X

Evernote gets a real Web app

The Web version of this useful note-taking app is losing its glitz but gaining more utility.

Rafe Needleman Former Editor at Large
Rafe Needleman reviews mobile apps and products for fun, and picks startups apart when he gets bored. He has evaluated thousands of new companies, most of which have since gone out of business.
Rafe Needleman
2 min read
 
Using Evernote's Web version becomes less of a drag today. Screenshot by Rafe Needleman/CNET

My favorite productivity app, Evernote (download), is getting an updated Web version. It's about time.

The previous version of the Web client for the note-taking and memory-keeping app was a workable fail-safe if you needed to get to your notes and didn't have access to a computer, tablet, or smartphone with the real client on it, but it was cumbersome and stylistically out of sync with the Evernote apps on other platforms.

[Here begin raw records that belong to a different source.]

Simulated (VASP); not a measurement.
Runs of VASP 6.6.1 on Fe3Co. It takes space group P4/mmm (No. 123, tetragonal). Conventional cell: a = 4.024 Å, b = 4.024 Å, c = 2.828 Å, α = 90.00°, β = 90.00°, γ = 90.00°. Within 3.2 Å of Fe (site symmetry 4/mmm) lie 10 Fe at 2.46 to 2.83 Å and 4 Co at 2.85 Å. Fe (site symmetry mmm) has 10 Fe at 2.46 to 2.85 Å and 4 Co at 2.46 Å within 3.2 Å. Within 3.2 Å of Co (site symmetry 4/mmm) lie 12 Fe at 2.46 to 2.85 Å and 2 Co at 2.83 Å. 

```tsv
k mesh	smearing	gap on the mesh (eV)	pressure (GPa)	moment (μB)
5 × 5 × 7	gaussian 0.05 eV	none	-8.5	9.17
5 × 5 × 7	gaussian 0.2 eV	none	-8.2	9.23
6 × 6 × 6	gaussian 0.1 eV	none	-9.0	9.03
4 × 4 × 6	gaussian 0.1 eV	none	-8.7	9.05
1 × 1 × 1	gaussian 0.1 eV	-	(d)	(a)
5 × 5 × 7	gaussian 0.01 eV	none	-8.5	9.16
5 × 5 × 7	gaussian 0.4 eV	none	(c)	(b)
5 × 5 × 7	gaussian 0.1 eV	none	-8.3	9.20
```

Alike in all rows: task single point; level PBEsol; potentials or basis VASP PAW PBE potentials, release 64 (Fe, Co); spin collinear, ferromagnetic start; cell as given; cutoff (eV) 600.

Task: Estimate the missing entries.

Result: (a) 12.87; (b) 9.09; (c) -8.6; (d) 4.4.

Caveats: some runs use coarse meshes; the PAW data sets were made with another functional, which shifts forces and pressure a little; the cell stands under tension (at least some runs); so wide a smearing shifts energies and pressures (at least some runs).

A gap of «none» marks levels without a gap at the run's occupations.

The new app is less glitzy but far more usable. It's got a three-pane view so you can navigate a large library of notes quickly. And for a Web app, it's blindingly fast. It also auto-saves notes as you type them, which brings it up to date with other Web editors like Google Docs. (You can turn off auto-save, if you want.)

The Web app will also put a "share" button on each note, if you want to put your notes on Facebook or other services. Evernote is not a group productivity app or a wiki, though. CEO Phil Libin said that he's thinking about "adjacent spaces," like this, but that the app is still designed for individuals. "It's private, almost anti-social," he says.

For me, the Evernote apps on Windows, OS X, iPhone and iPad are critical productivity tools that I use every day. The new Web app, which I tried last night, significantly reduces the penalty for working in a browser when that's the only option--or you're in too much of a hurry to open up an app. Libin also said it will be the key platform for building Evernote out on new Web-only tablets and TV-based browsers.

Evernote has over 8 million users and is adding 26,000 a day, Libin said. Most use only Evernote's free service, but Libin said the conversion from free to paid accounts is better than planned. The company still has $30 million of its $42 million funding in the bank.